As a watchman he is invaluable, as a second
captain or fundi, whose duty it is to bring up stragglers,
he is superexcellent. He is ugly and vain, but he is no coward.
Asmani the guide is a large fellow, standing over six feet, with
the neck and shoulders of a Hercules. Besides being guide, he is
a fundi, sometimes called Fundi Asmani, or hunter. A very
superstitious man, who takes great care of his gun, and talismanic
plaited cord, which he has dipped in the blood of all the animals
he has ever shot. He is afraid of lions, and will never venture
out where lions are known to be. All other animals he regards as
game, and is indefatigable in their pursuit. He is seldom seen
without an apologetic or a treacherous smile on his face. He could
draw a knife across a man's throat and still smile.
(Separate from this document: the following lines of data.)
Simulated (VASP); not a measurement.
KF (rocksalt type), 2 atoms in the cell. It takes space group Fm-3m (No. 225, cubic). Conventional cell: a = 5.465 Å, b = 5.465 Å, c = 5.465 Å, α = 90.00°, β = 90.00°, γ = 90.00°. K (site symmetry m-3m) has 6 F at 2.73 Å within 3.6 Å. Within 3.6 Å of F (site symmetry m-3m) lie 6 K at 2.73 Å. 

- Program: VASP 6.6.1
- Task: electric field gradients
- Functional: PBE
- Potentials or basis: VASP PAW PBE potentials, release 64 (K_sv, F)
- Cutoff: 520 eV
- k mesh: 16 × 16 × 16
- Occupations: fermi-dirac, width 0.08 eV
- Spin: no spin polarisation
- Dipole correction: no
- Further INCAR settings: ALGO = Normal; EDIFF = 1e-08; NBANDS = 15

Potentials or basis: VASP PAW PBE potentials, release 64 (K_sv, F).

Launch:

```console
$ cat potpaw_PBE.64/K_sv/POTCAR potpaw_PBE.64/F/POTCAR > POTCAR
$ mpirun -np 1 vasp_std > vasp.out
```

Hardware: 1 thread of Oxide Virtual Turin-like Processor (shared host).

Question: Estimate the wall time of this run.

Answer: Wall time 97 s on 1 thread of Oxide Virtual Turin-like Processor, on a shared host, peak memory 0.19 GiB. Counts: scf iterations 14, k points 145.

Chowpereh is a sturdy short man of thirty or thereabouts; very
good-natured, and humorous. When Chowpereh speaks in his dry Mark
Twain style, the whole camp laughs. I never quarrel with Chowpereh,
never did quarrel with him. A kind word given to Chowpereh is sure
to be reciprocated with a good deed. He is the strongest, the
healthiest, the amiablest, the faithfulest of all. He is the
embodiment of a good follower.
Khamisi is a neat, cleanly boy of twenty, or thereabouts, active,
loud-voiced, a boaster, and the cowardliest of the cowardly.